Ingrid Daubar Spitale: HiRISE is my full-time job.

Goodgearguide: What does an average work day consist of, from when you arrive in the office to when you leave?

Ingrid Daubar Spitale: There's not really any such thing as an "average" workday! I can try to give you a feel for what the job involves, though.

I'm the Uplink Operations Lead. Uplink Operations means planning and commanding the images in a given cycle. We rotate two-week cycles between the uplink operations staff members. So during a given planning cycle, you're responsible for all of the images the camera takes. We work closely with a member of the science team who determines the scientific focus of the cycle. We start out planning the highest-priority observations, then the next-highest priority, and so forth, trickling down to eventually just filling in spaces to use all of the downlink available. This involves coordinating observations with the other instrument teams and the broader MRO mission run out of JPL, choosing camera parameters like binning and the number of lines, verifying the safety of the instrument, and finally building the commands. They're radiated through the Deep Space Network, executed on board the spacecraft, and in the end you're rewarded with beautiful images of Mars!

When we're not planning a specific cycle, we do a lot of updating of procedures, software development and testing, and of course attending many meetings.

Goodgearguide: Cameras orbiting Mars have taken thousands of images that have enabled scientists to put together pieces of the planet's geologic history. What information or puzzles have you been able to work out from the images and other material gathered?

Ingrid Daubar Spitale: That's a really big question! We've learned a lot about the climate and geological history of the planet. Scientists know more now abut the history of water on Mars, although there are still lots of mysteries left to solve. We've been able to study large impacts, volcanoes, and the polar ice caps, for example, all of which have implications for our own planet.

Some specific scientific results from HiRISE are featured here: hirise.lpl.arizona.edu/sim

For more about the scientific goals of MRO:

Goodgearguide: What has been the most challenging aspect of your work, technically?

Ingrid Daubar Spitale: The images we're taking are huge! A typical image might be 60,000 x 20,000 pixels. Some are much, much larger. We've encountered lots of hurdles processing and storing all that data, not to mention the technical challenges involved in serving up these huge images to the public. We're using a technology called JPEG 2000, which is a new format for most users.

Goodgearguide: You have a team of people you work with on your projects, what is their input/contribution into your work and research?

Ingrid Daubar Spitale: Yes, a lot of people work on the HiRISE project. We have a large science team of researchers, professors, and students distributed at universities and research institutions all over the country, with one team member even based in Switzerland. A lot of software developers have contributed to the planning, commanding, processing, and database software. We have great systems administrators who keep things running smoothly. The operations team is also quite large: some of them do downlink (processing, validating and releasing images), and some do uplink (planning, targeting, commanding images), like me.

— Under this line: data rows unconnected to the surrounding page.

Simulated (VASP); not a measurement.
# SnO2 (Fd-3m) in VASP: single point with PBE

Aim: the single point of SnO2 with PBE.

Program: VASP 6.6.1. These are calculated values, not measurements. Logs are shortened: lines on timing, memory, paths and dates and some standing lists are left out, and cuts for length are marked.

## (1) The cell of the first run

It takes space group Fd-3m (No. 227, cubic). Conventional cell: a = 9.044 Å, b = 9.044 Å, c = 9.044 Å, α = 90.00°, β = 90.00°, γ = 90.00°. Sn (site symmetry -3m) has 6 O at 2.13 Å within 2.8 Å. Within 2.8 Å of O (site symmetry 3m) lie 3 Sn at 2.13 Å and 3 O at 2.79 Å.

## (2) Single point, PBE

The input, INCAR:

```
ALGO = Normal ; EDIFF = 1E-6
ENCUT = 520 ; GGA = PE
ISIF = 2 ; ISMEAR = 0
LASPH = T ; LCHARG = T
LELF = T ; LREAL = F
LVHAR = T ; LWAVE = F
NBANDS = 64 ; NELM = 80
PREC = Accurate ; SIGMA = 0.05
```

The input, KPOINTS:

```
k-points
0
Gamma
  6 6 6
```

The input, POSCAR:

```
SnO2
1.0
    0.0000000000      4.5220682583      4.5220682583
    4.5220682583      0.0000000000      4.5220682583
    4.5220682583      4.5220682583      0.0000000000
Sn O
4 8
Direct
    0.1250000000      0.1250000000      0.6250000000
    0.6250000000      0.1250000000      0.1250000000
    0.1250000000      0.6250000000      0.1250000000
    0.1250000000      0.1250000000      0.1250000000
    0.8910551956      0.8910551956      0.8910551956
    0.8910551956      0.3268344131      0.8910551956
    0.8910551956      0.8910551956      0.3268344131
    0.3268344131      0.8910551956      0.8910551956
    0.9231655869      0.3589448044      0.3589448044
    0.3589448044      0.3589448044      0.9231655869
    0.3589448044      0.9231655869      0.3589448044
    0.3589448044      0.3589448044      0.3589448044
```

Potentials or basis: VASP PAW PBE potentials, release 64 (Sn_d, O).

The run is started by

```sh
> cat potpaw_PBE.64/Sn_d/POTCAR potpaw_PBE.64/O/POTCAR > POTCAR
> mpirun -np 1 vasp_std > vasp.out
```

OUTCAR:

Goodgearguide: What has been the most exciting or memorable moment working on the HiRISE?

Ingrid Daubar Spitale: The mission has been full of exciting moments! The successful launch of MRO was exciting, for one. That's a risky time for missions, and we were very relieved when it went off without a hitch. Our first image in flight was also a big milestone – we got a beautiful image of the Earth's Moon a few weeks after launching. It showed that the camera was working perfectly, and gave us a taste of all the gorgeous images to come.

Another exciting moment happened just a few weeks ago, when we found the avalanches that have been in the news lately. That was a tremendous surprise, and it was really fun to be part of that discovery.

Goodgearguide: What has been one of the more humorous moments at work?

Ingrid Daubar Spitale: I'm part of a really wonderful team – everyone works hard, but we try to have some fun as well. One example is how we've gotten carried away with our acronyms. Since before I started here, a convention has been in place to call everything "Hi-something". So the validation tool is called "HiVali", the temperature modelling software is called "HiTemp", the Back-Up Targeting Specialist is called HiBUTS, and so on. We've had a lot of fun with those names.

Goodgearguide: What was your technical background before joining HiRISE?

Ingrid Daubar Spitale: My background is actually in Planetary Sciences, rather than a more technical field. I have a Master's of Science from the University of Arizona here in Tucson. I've picked up some of the technical stuff along the way, including some programming in Perl.